The result is a tbl with one column, a de-identified account ID. I prefer to treat it as a vector, and sample 75 accounts.
ids <- sample.int(my_followers$user_id, 75, useHash = FALSE)
Now I’ll loop through the IDs and pause the loop every 15 accounts. See you in an hour!
# create empty list to store results
friends <- list()
# start loop
for (a in 1:length(ids)){
friends[[a]] <- get_friends(ids[a])
# pause if divisible by 15
if (a %% 15 == 0){
Sys.sleep(15*60) # must enter time in seconds
}
}
# Combine data tables in list
friends <- bind_rows(friends) %>%
rename(friend = user_id)
library(here)
write_csv(friends, here("data", "twitter_friends.csv"))
Unfortunately, all but 37 API queries I tried failed. One message said I wasn’t authorized, another said the page didn’t exist any more. Still, we now have edge data for a graph. Let’s see if any of my followers are following each other.

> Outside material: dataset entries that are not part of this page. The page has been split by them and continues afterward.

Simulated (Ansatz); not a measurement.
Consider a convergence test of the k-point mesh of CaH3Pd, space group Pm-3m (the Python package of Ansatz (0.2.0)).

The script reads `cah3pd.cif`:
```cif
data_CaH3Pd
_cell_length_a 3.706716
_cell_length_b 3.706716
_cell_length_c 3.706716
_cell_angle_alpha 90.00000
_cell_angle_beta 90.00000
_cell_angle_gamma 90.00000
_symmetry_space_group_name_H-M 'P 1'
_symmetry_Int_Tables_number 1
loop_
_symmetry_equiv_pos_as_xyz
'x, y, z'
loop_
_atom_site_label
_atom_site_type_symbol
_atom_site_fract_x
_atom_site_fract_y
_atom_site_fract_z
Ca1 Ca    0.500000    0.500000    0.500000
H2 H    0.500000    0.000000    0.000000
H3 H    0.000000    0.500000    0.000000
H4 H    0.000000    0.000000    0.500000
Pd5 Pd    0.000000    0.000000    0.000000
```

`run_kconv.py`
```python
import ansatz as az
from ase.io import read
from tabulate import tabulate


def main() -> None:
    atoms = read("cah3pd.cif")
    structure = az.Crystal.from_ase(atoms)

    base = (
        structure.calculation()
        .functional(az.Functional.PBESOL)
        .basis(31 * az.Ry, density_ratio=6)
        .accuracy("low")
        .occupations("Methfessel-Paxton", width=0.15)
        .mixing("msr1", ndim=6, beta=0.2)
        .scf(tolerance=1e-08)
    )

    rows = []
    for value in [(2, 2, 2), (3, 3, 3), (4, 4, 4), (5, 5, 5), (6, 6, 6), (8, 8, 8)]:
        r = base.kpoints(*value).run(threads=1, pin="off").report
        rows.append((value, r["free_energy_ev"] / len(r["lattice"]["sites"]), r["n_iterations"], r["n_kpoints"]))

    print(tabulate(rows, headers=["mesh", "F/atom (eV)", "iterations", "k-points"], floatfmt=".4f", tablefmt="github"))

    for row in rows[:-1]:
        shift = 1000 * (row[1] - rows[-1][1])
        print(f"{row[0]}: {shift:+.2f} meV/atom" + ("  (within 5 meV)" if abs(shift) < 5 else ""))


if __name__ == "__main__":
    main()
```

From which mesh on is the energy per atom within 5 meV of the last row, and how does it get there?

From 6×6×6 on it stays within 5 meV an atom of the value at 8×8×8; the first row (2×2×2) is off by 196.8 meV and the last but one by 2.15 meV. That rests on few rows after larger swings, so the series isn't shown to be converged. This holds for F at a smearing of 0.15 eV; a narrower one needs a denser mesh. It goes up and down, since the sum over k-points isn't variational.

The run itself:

tidygraphFor a detailed introduciton on tidygraph, look at this post from the package’s author:
Let’s bring in the Twitter friend data, and turn it into an tbl_graph object. But first, let’s see how many of these follower’s friends are also my followers.
## here() starts at /Users/benjaminbellman/Documents/Computer Backup/Repos/r-workshop18
friends <- read_csv(here("data", "twitter_friends.csv"))
## Parsed with column specification:
## cols(
## user = col_integer(),
## friend = col_double()
## )
filter(friends, friend %in% user)
## # A tibble: 0 x 2
## # ... with 2 variables: user <int>, friend <dbl>
Uh oh! None these 37 followers are following any of my other followers. Let’s check instead to see if they’re following any of the same people (apart from me). To do this, I’ll count the times an ID appears in the “friend” column, and drop all the rows that appear once.
net <- friends %>%
group_by(friend) %>%
mutate(count = n()) %>%
ungroup() %>%
filter(count > 1)
glimpse(net)
## Observations: 91
## Variables: 3
## $ user <int> 18273808, 18273808, 18273808, 18273808, 18273808, 18273...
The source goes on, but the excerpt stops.